Published February 2015 by Harper Collins.
Goodreads Synopsis: Miles has a quirky interest in famous people’s last words, especially François Rabelais’s final statement, “I go to seek a Great Perhaps.” Determined not to wait for death to begin a similar quest, Miles convinces his parents to let him leave home. Once settled at Culver Creek Preparatory School, he befriends a couple of equally gifted outcasts: his roommate Chip―commonly known as the Colonel—who has a predilection for memorizing long, alphabetical lists for fun; and the beautiful and unpredictable Alaska, whom Miles comes to adore.
The kids grow closer as they make their way through a school year filled with contraband, tests, pranks, breakups, and revelations about family and life. But as the story hurtles toward its shattering climax, chapter headings like “forty-six days before” and “the last day” portend a tragic event―one that will change Miles forever and lead him to new conclusions about the value of his cherished “Great Perhaps.”

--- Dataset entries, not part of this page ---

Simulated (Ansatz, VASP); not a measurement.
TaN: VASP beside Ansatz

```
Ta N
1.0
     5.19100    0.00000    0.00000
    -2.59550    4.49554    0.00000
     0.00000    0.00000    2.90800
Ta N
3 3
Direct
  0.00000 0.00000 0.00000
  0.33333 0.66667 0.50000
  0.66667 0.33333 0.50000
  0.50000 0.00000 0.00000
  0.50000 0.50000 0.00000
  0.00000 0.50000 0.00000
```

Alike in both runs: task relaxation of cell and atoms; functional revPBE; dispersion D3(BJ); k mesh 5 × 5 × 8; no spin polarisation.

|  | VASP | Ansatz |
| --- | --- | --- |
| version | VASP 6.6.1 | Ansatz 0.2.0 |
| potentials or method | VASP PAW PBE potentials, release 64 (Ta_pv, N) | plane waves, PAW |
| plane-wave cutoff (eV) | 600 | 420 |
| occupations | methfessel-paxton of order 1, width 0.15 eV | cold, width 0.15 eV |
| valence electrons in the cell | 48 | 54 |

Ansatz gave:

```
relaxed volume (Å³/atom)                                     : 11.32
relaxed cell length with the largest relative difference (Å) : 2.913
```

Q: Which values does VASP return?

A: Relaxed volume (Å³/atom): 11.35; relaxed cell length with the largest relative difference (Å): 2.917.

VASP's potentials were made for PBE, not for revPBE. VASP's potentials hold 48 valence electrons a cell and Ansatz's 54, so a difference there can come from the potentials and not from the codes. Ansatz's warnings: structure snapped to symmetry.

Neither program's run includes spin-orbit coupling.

My review is of the tenth anniversary special edition, which contains bonus content and deleted scenes.
My Review: This book came as a surprise in the post, but I was so excited when it arrived. I read Looking For Alaska last year, in the short period after finishing John Green’s latest book, The Fault in Our Stars, and I wasn’t sure about rereading it – but I ended up doing so and I think I loved it even more than I did the first time around.
Going back to revisit Miles and Alaska and the Colonel felt like a nostalgic reunion with old friends – I forgot how much I loved the characters and their chemistry. Though I feel that all of John Green’s characters are somewhat similar, I can’t fault them. They’re always endlessly funny, yet complex, and they have such well developed back-stories. Since my first read, I’d forgotten much of Alaska’s background and how it connects with her future, and it was quite haunting to rediscover it.
As for the plot, I somehow felt even more absorbed, knowing what was coming (though admittedly I forgot at which point the BIG PLOT TWIST THAT BROKE MY HEART happened, and it struck me really hard and I spent the rest of the night crying to my friend). I also picked up on some parallels in the ‘before’ and ‘after’ sections that the book is split into – I didn’t notice how events lined up and how the story begins 135 days before and ends 135 days after, exactly. This is why rereading is the best – There are so many things you pick up that you hadn’t noticed before!
However, I did dislike some bits of the plot – I loved the ending but I don’t feel it did the book justice, that near-end scene just felt a little disjointed and random to me. The ‘before’ part is definitely the best part, plot-wise, as in the ‘after’ I felt everything was just dragged out a little. However, it was definitely the most emotional part. I couldn’t help but tear up at so many parts.
the reason I’m reviewing this book again is because it’s a new edition, with bonus stuff, so I thought I may as well do a new post and not just reblog my old review. At the back of this edition there’s actually more new content than I’d anticipated – I loved reading John Green’s articulately answered Q&A, thought my favourite thing was the deleted scenes. There were original drafts of scenes such as the opening pages of the book, where Miles is saying goodbye to his parents and starting at Culver Creek school. I found it so fascinating to see how John Green’s writing developed over many rewrites.
Overall, I really recommend Looking For Alaska, especially this copy – whether you haven’t read it before and want to start reading Green’s books (Warning, does not come with tissues, you must purchase these yourself.) or whether you’re a long-time fan, as the new things included are really great! Also, hai, gorgeous shiny cover. The story is one of those rare ones that touches you in a way not many can. It rips your heart to pieces then puts it back together, over and over. The characters never truly leave you – the whole book is just unforgettable.
I received a copy of Looking For Alaska from the publisher, in exchange for a review. In no way at all did this affect my thoughts.